Question

Determine a definite integral that represents the area.Region enclosed by one petal of \(r=8 \sin (2 \theta)\)

Short answer

The area of one petal is \(8\pi\).

Step-by-step solution

Identify the Curve

The curve given by the polar equation is a "four-petaled" rose, represented by the equation \( r = 8 \sin(2\theta) \). This equation is called a rose curve, and it has petals because of the periodic sinusoidal function. Each petal represents the symmetrical properties of the circle.

Determine the Range for One Petal

For polar curves of form \( r = a \sin(n\theta) \), petals form when \( n \) is odd, covering \( 0 \leq \theta \leq \pi \), and when \( n \) is even, covering \( 0 \leq \theta \leq \pi/n \). Since \( n=2 \) here, one petal is formed between \( \theta = 0 \) and \( \theta = \frac{\pi}{2} \).

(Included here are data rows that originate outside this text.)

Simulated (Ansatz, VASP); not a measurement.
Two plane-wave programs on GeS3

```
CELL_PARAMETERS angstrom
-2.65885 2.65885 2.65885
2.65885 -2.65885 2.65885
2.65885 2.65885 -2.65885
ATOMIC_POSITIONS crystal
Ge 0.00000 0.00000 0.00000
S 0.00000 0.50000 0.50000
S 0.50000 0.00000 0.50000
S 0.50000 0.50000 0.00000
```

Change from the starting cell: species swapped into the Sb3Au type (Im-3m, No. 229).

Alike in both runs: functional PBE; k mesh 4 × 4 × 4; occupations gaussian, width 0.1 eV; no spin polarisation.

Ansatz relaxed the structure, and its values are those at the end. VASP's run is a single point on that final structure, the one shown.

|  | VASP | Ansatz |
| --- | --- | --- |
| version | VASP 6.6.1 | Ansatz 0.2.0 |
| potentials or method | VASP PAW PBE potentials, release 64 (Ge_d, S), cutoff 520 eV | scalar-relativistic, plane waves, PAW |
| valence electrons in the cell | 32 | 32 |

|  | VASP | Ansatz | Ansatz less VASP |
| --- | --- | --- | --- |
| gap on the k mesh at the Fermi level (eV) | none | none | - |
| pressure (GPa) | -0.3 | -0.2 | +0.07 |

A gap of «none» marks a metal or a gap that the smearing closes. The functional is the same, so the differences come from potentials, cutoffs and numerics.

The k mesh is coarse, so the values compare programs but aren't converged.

Set Up the Integral for the Area

The formula for the area enclosed by a polar curve \( r(\theta) \) is \( A = \frac{1}{2} \int (r(\theta))^2 \, d\theta \). For this petal, substitute \( r = 8 \sin(2\theta) \) to get the integral for the area of one petal: \[ A = \frac{1}{2} \int_{0}^{\frac{\pi}{2}} (8 \sin(2\theta))^2 \, d\theta \].

Simplify the Integrand

First, simplify \((8 \sin(2\theta))^2\) to \(64 \sin^2(2\theta)\). Now, \[ A = \frac{1}{2} \int_{0}^{\frac{\pi}{2}} 64 \sin^2(2\theta) \, d\theta \]. This further simplifies to \[ A = 32 \int_{0}^{\frac{\pi}{2}} \sin^2(2\theta) \, d\theta \].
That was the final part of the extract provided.